March 27th, 2008

by nathanbranch on March 27, 2008 | COMMENTS

Advice From Dries Van Noten:
“Everybody dresses the way they want to dress. David Beckham–he’s trying very hard. I’m not so fond of his look, but I think a lot of people consider it extremely stylish. So who am I to say it’s unstylish? I’m not a dictator . . . Listen to what other people are saying about the way you dress, because in the end, fashion is a way of communicating. When you get your message wrong, it’s good that the people around you let you know.”

Samsonite Turns Itself Around from Near-Bankrupt Drab to Global Fab:
“Former Louis Vuitton CEO, Marcello Bottoli, is turning Samsonite from an American basket case into a European, multibrand powerhouse . . . ‘I predict 10% growth a year, for five years,’ says its 46-year-old Italian-born CEO Marcello Bottoli, who was until 2004 CEO of an even more iconic brand, Louis Vuitton . . . As well as building on a hugely successful expansion into footwear and a move into the women’s handbag market – ‘which once would have been considered outrageous,’ laughs Bottoli – the current transformation will involve a big push into eyewear, men’s and women’s fashion accessories, timepieces, mobile phones, stationery and various hush-hush projects.”

Below is a video clip preview of Samsonite’s 2008 Black Label Collection:

Women Got ‘Em, Fashion Designers Want to Hide ‘Em:
“(Vogue) Fashion director Lucinda Chambers makes it clear that a girl’s best assets are worse than last season: they are over, over, over, and must be disguised at all costs . . . Breasts, one may infer, represent the difference between the haute and the high street. Where flat chests are chic and classy, so heaving bosoms are judged trashy, de trop . . . A straining cleavage has become the benighted preserve of the glamour model and aspiring Big Brother starlet.”

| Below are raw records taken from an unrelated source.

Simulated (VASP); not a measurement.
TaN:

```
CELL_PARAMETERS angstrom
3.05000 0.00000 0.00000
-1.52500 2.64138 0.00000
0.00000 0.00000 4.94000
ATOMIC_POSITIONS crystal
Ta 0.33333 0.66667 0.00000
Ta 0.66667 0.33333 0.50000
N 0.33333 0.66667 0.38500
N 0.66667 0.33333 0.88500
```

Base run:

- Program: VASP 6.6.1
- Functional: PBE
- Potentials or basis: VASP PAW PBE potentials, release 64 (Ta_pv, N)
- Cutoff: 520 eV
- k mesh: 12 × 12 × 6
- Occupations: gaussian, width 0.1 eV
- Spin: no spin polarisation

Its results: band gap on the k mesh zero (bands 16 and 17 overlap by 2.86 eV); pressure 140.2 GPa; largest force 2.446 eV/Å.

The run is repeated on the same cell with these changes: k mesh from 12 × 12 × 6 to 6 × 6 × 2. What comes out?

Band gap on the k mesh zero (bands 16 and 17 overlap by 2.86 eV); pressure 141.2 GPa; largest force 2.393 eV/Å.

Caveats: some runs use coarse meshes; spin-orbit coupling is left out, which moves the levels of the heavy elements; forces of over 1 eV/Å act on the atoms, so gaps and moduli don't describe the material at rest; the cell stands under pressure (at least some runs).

Emerging Markets are the Lifeline of the Luxury Brands:
“Gildo Zegna said sales would slow this year partly because of US subprime credit fallout, and that his company is relying on emerging markets to take up the slack. ‘Sales will be up, but I don’t think they will be double-digit,’ he predicted. ‘There is a slowdown in the American economy, Japan is flat, but we still can count on a decent increase in Europe, a stronger increase still in China, South-East Asia and Eastern Europe.’ . . . According to Franck Petitgas, international investment banking chief at Morgan Stanley, despite the US downturn and slower sales growth in Western Europe, luxury companies posted results for the third quarter of 2007 that showed an average growth of 12% to 16%. Emerging markets, he says, played a substantial role.”